Then Pilate took Jesus and had him scourged. And the soldiers wove a crown out of thorns and placed it on his head, and clothed him in a purple cloak, and they came to him and said, 'Hail, King of the Jews!' And they struck him repeatedly.
(This post is part of a Lenten series on praying the Stations of the Cross - a devotional practice that is said to have started with Mary after the death and resurrection of Jesus. To start at the beginning, see the overview provided on March 5, 2023, and then go from there!)

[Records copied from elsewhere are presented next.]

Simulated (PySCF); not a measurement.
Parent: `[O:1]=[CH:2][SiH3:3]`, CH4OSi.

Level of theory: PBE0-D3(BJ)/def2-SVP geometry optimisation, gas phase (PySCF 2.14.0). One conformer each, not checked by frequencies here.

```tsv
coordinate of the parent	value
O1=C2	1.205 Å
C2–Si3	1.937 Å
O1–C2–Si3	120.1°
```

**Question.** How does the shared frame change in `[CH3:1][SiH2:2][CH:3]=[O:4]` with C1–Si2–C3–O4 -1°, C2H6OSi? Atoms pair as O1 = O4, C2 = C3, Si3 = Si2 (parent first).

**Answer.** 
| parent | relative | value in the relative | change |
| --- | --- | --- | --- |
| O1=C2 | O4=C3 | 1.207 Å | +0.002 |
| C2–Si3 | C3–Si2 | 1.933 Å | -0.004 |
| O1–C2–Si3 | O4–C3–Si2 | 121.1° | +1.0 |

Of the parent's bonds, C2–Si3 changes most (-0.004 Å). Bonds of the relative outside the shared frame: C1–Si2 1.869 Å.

God used Christ’s suffering, pain, and rejection as an avenue for great redemption, love, and cleansing. He aims to do the same with our pain. Our inevitable earthly sufferings are a built-in invitation to union with Christ and participation in something heavenly.
The glory to come didn’t take away from the intensity of Jesus’ suffering. He had even asked for this “cup” to be removed. God often doesn’t give us a way around the pain, only through. But he does promise that suffering is never the whole picture, even when it feels all-consuming. The stuckness of our bodies (or emotions) when we’re bound up (like Jesus at the scourging post) does not limit the movement of our spirits.
Jesus was an advocate for peace, and he was still a victim of murder. Pursuing goodness is not an avenue of self-protection or controlling others who act out of violence. It is, instead, an avenue of sustenance from God through all things.
A note about mindfulness
Mindfulness practices help us develop a less resistant relationship to our pain so that we do not add to our suffering by beating our heads against the wall of reality. Accepting what is already here provides a pathway for God’s redemptive work in the midst of the pain. It won’t last forever, and we can know that God is working good things within us - even when we wish, like Jesus, that there was a way to get there that went around (instead of through) the suffering.
(For a list of mindfulness practices that help you stay present to yourself and God in the midst of difficulty as you pray the Stations of the Cross, check out the Guides for Practice available here.)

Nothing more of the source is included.